Felrath Hines is represented with Aerial Landscape (1957), a cloud of brownish blacks, ochres, ruddy reds and verdant greens floating against two brush-textured bands of green and blue—evoking a landscape with a nebulous, bodiless entity. Joe Overstreet is here with Untitled (1957), an irregularly stitched canvas artwork. Two triangles and a trapezoid are conjoined and painted with thin washes of vibrant orange, warm purple and emerald—a juxtaposition of free-flowing paint washes and rigid geometric shapes. David Hammons is seen, or rather not seen, in On Loan (1999), a picture hanger inside a faint rectangle of dust applied directly to the museum wall. Where has this artwork gone that would cause it to leave its well-worn place? Most magnificently, Sam Gilliam is represented with Untitled (1971), a free-hanging cotton duck painting. Suspended in the gallery from two rings of rope that cause the cotton to swing between the two, the surface is mottled with flecks and washes of ultramarine, carmine, honey and teal.

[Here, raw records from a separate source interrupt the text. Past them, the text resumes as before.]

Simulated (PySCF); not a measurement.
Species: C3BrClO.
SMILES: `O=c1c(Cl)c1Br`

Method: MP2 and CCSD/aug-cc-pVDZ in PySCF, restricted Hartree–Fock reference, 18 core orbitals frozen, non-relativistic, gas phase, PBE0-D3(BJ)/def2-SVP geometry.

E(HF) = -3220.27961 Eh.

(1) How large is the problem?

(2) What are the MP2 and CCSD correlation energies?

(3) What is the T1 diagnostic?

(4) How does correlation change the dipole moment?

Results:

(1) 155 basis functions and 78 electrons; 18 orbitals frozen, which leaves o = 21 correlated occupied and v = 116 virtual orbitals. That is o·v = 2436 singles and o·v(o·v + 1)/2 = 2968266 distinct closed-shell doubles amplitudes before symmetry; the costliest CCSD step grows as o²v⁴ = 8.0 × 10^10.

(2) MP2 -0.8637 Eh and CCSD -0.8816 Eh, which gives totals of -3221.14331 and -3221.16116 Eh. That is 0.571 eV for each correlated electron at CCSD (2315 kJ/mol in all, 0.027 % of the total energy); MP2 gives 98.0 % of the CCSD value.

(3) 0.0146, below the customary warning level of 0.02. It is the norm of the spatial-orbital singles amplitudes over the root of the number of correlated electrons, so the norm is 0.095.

These explorations of abstraction persisted, as seen with Whitten’s journal entry, well into the 1990s and 2000s, and many artists who work in this way are still powerful players in the contemporary art world—which is to say, Black abstraction in the United States has far outlived its overshadowing sibling, Abstract Expressionism. The power of this exhibition lies in rejection—both its focus on the ways that Black abstractionists rejected the limitations of Social Realism and the rejection of Jackson Pollock and his ilk as the sole originators of the first all-American art movement. “Innervisions” shows Black artists exhibiting just as much range as their more widely lauded white counterparts and that their practices have more staying power.
Further, Clark Atlanta University Art Museum contests a widespread understanding of art history with a single question: If these artists have been working in this way for seventy years, why have they not been adopted into the art historical canon? It is clearly time for a reevaluation—one that clears space for the adoption of Black abstraction as a twin movement to Abstract Expressionism. After all, what could be more all-American than self-determination?
“Innervisions” is at the Clark Atlanta University Art Museum through May 2.